Culture, Strategy, Brunch?
Hello!
Have you ever sat down and thought about your team culture? Your manager's manager culture? The larger organization culture?
What gets rewarded? What gets punished? What is non-negotiable? Who is promoted? What is discussed openly? Etc.
Starting out
Over the past week, I went through several conversations about "fixing" the culture currently at play. But several of the observations and offered "solutions" were about imposing processes or asking teams to change their behaviors.
While I didn't agree with some of the solutions, I also thought that these come from conversations with their managers or leaders on how we need to "turn the ship" fast enough or achieve X, Y, and Z in specific time frames and current output of teams won't cut it.
These solutions stem from the same culture that is trying to get changed. Sometimes a challenging exercise is to step back and remove ourselves from the current biases in the context, especially if we're all time-bound to some task, behind, etc.
Complex Systems
We need buy-in from both "ends" of the graph if we embark on a "culture-changing" journey. Leaders need to update what gets rewarded and how to approach failures. But also, teams need to get curious and deeply involved in the new activities we want to be doing to improve outcomes.
But even a bit more than that, including all the people, the busiest, the ones that don't know why they need to be doing this, or what benefit this will bring? How do you think I could bring in their needs?
So, culture and cultural change are emergent, and we need to be invested in each attempt to move the needle further, bit by bit.
Especially as systems will tend to the status quo when we try to change them too much at a given time, we need to embark on the journey of changing culture, retaining identity, and reshaping the identity simultaneously.

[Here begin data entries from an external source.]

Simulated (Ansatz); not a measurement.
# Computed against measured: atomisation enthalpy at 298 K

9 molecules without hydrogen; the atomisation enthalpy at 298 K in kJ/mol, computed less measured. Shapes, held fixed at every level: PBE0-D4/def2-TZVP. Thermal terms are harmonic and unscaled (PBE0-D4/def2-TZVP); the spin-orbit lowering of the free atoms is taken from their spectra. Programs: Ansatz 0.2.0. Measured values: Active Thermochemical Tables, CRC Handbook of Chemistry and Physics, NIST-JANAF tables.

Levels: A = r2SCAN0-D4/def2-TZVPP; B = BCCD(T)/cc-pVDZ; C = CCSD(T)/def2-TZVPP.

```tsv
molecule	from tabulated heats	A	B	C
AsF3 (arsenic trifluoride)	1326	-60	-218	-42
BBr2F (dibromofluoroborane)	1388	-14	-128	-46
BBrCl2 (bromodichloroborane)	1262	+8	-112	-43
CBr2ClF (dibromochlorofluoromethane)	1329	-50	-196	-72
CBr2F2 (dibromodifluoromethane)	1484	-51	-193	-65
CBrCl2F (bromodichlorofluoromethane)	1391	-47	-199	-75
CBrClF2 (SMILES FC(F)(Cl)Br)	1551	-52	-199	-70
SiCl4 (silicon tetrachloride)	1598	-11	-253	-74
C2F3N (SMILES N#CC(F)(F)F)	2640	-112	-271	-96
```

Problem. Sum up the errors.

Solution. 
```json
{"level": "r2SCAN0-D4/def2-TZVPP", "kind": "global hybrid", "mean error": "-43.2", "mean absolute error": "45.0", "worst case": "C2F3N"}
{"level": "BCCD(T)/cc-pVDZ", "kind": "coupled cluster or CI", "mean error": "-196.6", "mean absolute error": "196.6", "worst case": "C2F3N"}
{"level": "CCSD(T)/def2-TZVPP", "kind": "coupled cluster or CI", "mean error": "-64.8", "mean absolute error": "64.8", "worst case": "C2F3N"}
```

When people say things like "code coverage is not high enough," but the quality is not rewarded, or even among the values that the organization shows, then asking everyone on a weekly meeting to "Team X, Y, and Z bring your code coverage up by A%" will effectively treat that metric as something to avoid punishment, or being put on the spotlight.
But then, on the day-to-day operations, teams are forced to cut corners to deliver the project on time.
Culture doesn't eat strategy for breakfast, but they need to go out for a bunch.
Your Turn
Let me know how you handle the current culture in your organization. Have you attempted to change a culture? How did that go?
Happy coding!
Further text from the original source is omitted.